SEOUL, South Korea — Late North Korean leader Kim Jong Il repeatedly pushed for summit talks with South Korea before his 2011 death but the plans failed because Pyongyang demanded $10 billion and large-scale shipments of food and fertilizer, a former South Korean president says in a memoir to be published next week.
Parts of the memoir by ex-President Lee Myung-bak, provided to reporters in advance, reveal that senior intelligence officials from the two Koreas made secret visits to each other's countries to explore summit possibilities in 2010, when two deadly attacks blamed on Pyongyang killed 50 South Koreans. Lee says a North Korea envoy who visited Seoul that year was later publicly executed after returning to the North.
The memoir comes as both countries float the idea of a possible summit between Kim's son and current leader, Kim Jong Un, and Lee's successor, President Park Geun-hye. It would be the third summit meeting since the two Koreas were divided 70 years ago, although chances seem low as the countries bicker over the terms for talks.
The first summit in 2000 prompted an era of cooperation between the rivals, but also became a source of criticism in South Korea. Conservatives said Seoul's then "sunshine policy" of providing generous economic aid to Pyongyang with few strings attached supported the North's nuclear and missile development.
Lee, a conservative who ended a decade of liberal rule in South Korea in 2008, halted such aid and refused to implement rapprochement projects signed in the second summit in 2007. His actions earned him public loathing in North Korea, where state media called him a "rat" and a "traitor."

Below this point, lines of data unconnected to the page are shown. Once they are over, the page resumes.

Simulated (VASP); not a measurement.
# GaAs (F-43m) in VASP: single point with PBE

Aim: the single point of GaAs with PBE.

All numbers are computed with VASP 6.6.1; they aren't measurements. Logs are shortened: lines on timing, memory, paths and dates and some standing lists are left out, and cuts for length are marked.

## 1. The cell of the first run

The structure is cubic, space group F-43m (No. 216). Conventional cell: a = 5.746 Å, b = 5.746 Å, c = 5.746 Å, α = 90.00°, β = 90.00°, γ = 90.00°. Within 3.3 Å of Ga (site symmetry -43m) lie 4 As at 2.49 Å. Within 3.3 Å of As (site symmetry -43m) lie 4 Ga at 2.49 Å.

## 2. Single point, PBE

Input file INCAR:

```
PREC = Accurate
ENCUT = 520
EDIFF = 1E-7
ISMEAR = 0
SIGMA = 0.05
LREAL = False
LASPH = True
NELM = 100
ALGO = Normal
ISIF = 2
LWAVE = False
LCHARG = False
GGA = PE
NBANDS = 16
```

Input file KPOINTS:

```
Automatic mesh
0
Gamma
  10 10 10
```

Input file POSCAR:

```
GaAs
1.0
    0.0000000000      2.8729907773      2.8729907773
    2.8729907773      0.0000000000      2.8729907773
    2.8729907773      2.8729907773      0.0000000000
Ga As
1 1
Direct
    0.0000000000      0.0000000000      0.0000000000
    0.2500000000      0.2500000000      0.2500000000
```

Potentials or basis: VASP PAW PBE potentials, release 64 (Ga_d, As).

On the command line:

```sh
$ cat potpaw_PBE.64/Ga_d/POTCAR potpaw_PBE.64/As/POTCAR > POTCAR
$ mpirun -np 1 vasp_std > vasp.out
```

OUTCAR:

Lee writes in his memoir that the "sunshine policy" was tarnished because North Korea diverted aid to nuclear and missile development and continued to stage provocations against South Korea.
Lee, who severed as president from 2008 to 2013, saw tension spike sharply after his inauguration. A soldier killed a South Korean tourist in North Korea in 2008, and North Korea staged long-range rocket and nuclear tests in 2009. But Lee says that in 2009 North Korea began proposing a summit meeting between him and Kim Jong Il. The proposal came when senior North Korean officials visited Seoul to pay respects to late President Kim Dae-jung, who participated in the first summit with Kim Jong Il in Pyongyang and won a Nobel Peace Prize for his efforts to reconcile with the North.
Those efforts were damaged when a close associate of Kim Dae-jung was convicted in 2006 of pressuring the Hyundai conglomerate into sending $450 million to North Korea shortly before the 2000 summit.